S.C. Student Inspires Obama
President Obama addressed a Joint Session of Congress
Published: February 24, 2009
WASHINGTON - President Barack Obama told the nation Tuesday night that he was inspired by the resolve of a South Carolina student who wrote a plea to the White House and Congress to fix her crumbling school.
As eighth-grader Ty’Sheoma Bethea of Dillon looked on from a seat next to First Lady Michelle Obama, the president read from her letter and described the substandard conditions at her impoverished school, J.V. Martin Junior High.
“She has been told that her school is hopeless, but the other day after class she went to the public library and typed up a letter to the people sitting in this chamber,” Obama said. “The letter asks us for help, and says: ‘We are just students trying to become lawyers, doctors, congressmen like yourself and one day president, so we can make a change to not just the state of South Carolina but also the world. We are not quitters’.”

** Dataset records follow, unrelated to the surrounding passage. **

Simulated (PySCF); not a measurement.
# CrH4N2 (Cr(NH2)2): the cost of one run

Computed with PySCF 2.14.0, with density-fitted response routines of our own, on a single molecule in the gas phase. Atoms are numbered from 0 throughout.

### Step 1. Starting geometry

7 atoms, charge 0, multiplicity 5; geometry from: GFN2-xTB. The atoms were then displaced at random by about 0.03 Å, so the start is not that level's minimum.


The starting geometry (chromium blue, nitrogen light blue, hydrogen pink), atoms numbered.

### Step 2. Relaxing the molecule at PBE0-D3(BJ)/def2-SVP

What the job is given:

Near the beginning of his bid for the presidency in August 2007, Obama visited J.V. Martin, which sits in the state’s “corridor of shame” of poor, underperforming schools.
Since then he has repeatedly referred to the school’s leaky roof, peeling paint and the noisy train that disrupts classes to argue for increased funding for school modernization.
At his first presidential news conference on Feb. 9, Obama referred to J.V. Martin in arguing for school construction funding in the $787 billion economic recovery package after the Senate voted to cut those funds.
After hearing her school described by the president in prime time, Ty’Sheoma, 14, decided to write Obama and members of Congress a letter urging them to provide funds to fix crumbling schools, the White House said.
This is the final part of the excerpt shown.